However, to my surprise, it turns out that there are now some candidates
out there! The first paper suggests that the f_0(1500), a neutral
spin-0 particle with mass around 1500 MeV, is a glueball. The second
paper argues instead that this is basically a quark-antiquark pair (made
of a strange quark and a strange antiquark... where "strange" is the
technical name for one of the 6 quarks!). It presents evidence from a
numerical simulation and argues that the "theta" or f_J(1710), a
spin-zero particle with mass 1710 MeV, is a glueball.
It's tough to do nonperturbative computations in nonlinear gauge field
theories --- basically one needs to approximately compute a path
integral, using Monte Carlo technique, approximating spacetime by a
lattice (in this case, a 16 x 16 x 16 x 24 lattice). Computing the
properties of a glueball and matching it with an experimentally observed
particle would be a marvelous confirmation of quantum chromodynamics.
In addition, I find there to be something charming about the idea that
in a nonabelian gauge theory we could have a particle made simply of the
gauge field itself.
5) R. Plaga, Proposal for an experimental test of the many-worlds
interpretation of quantum mechanics, preprint available as
quant-ph/9510007.
John Gribbin brought this one to my attention and asked me what I
thought about it. Basically, the idea here is to isolate an ion from
its environment in an "ion trap", and then perform a measurement on with
two possible outcomes on another quantum system, and to excite the ion
only if the first outcome occurs, before the ion has had time to
"decohere" or get "entangled" with the environment. Then one checks to
see if the ion is excited. The idea is that even if we didn't see the
outcome that made us excite the ion, we might see the ion excited,
because it was excited in the other "world" or "branch" --- the one in
which we *did* see the outcome that made us excite the ion. The author
gets fairly excited himself, suggesting that "outside physics,
interworld communication would lead to truly mind-boggling possibilities".
Does this idea really make sense? First of all, I don't think of this
sort of thing as a test of the many-worlds interpretation; I think that
all sufficiently sensible interpretations of quantum mechanics (not
necessarily *very* sensible, either!) give the same concrete predictions
for all experiments, when it comes to what we actually observe. They
may make us tell very different stories about what is happening behind
the scenes, but not of any testable sort. As soon as one comes up with
something that makes different predictions, I think it is (more or less
by definition) not a new "interpretation" of quantum theory but an
actual new theory. And I don't think the many-worlds interpretation is
that.
So the question as I see it is simply, will this experiment work? Will
we sometimes see the ion excited even when we didn't excite it? It
seems hard; usually the decoherence between the two "branches" prevents
this kind of "inter-world communication" (not that I'm particularly fond
of this way of talking about it). What exactly is supposed to make this
case different? The problem is that the paper is quite sketchy at the
crucial point... just when the rabbit being pulled from the hat, as it
were. I haven't put much time into analyzing it, but some people
interested in this sort of thing might enjoy having a go at it.

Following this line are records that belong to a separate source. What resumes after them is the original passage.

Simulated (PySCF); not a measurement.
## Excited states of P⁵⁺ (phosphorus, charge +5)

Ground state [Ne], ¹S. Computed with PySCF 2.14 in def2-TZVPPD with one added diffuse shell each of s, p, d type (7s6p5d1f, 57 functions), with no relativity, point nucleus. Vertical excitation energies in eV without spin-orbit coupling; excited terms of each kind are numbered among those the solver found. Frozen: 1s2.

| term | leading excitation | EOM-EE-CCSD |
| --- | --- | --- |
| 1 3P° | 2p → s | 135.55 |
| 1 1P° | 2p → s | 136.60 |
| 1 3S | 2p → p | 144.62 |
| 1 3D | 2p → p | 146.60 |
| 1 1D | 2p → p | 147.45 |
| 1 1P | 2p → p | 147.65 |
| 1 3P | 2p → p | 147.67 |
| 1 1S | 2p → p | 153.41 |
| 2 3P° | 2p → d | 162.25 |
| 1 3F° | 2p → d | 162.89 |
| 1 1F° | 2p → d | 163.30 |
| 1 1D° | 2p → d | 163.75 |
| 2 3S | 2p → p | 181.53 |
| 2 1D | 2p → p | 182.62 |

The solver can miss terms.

6) Nicholas Landsman, Against the Wheeler-DeWitt equation, preprint
available as gr-qc/9510033.
I haven't read this one yet, but I had some nice talks with Landsman
about his ideas on quantization of constrained systems (see "week60")
back when I was in Cambridge England. Quantizing constrained systems is
the main problem with the so-called "canonical" approach to quantum
gravity (see "week43"), so I was eager to see it applied to gravity, and
I guess that's what he's done. The title of the paper is deliberately
provocative... hmmm, I guess I'd better read it soon! Here's the abstract:
The ADM approach to canonical general relativity combined with Dirac's
method of quantizing constrained systems leads to the Wheeler-DeWitt
equation. A number of mathematical as well as physical difficulties that
arise in connection with this equation may be circumvented if one
employs a covariant Hamiltonian method in conjunction with a recently
developed, mathematically rigorous technique to quantize constrained
systems using Rieffel induction. The classical constraints are cleanly
separated into four components of a covariant momentum map coming from
the diffeomorphism group of spacetime, each of which is linear in the
canonical momenta, plus a single finite-dimensional quadratic constraint
that arises in any theory, parametrized or not. The new quantization
method is carried through in a minisuperspace example, and is found to
produce a "wavefunction of the universe". This differs from the
proposals of both Vilenkin and Hartle-Hawking for a closed FRW universe,
but happens to coincide with the latter in the open case.
7) Pavel Etingof and David Kazhdan, Quantization of Lie bialgebras, I,
preprint available in AMSTeX form as q-alg/9506005.
Quantization of Poisson algebraic groups and Poisson homogeneous spaces,
preprint available in AMSTeX form as q-alg/9510020.
It sounds like Etinghof and Kazhdan are making serious progress on some
questions of Drinfeld about when you can quantize Lie bialgebras and
their kin. More stuff I need to read! I need to invent a time machine
and keep running it backwards to make my weekends longer and read this
stuff!
8) Steve Carlip, Statistical mechanics and black hole entropy, preprint
available as gr-qc/9509024.
Claudio Teitelboim, Statistical thermodynamics of a black hole in
terms of surface fields, preprint available as hep-th/9510180.
Steve Carlip's paper is a nice introduction to recent ideas, many of
them his, on deriving black hole area/entropy relations by thinking of
the entropy as associated to degrees of freedom of a field living on the
event horizon. I haven't read Teitelboim's paper, but it sounds related.
9) Jorge Griego, Is the third coefficient of the Jones knot polynomial a
quantum state of gravity?, preprint available as gr-qc/9510051.
The Kauffman bracket and the Jones polynomial in quantum gravity
In the loop representation of quantum gravity, states of quantum gravity
give rise to link invariants. Which link invariants, though? The
Kauffman bracket comes from a state of quantum gravity with cosmological
constant... that is something I understand pretty well by now. But
Gambini and Pullin also have an argument suggesting that the second
coefficient of the Jones polynomial (also known as the Arf invariant) is
a state of quantum gravity without cosmological constant. I've tried to
make this argument more rigorous and never succeeded. They also floated a
conjecture that *all* the coefficients of the Jones polynomial are
states of quantum gravity. This confuses me a lot, because the Jones
polynomial depends on the orientations of the components of a link,
while states of quantum gravity should give link invariants that are
independent of orientations. I guess all the odd coefficients of the
Jones polynomial are orientation dependent. Thus I'm not shocked that
Griego has done calculations indicating that the third coefficient does
*not* come from a state of quantum gravity.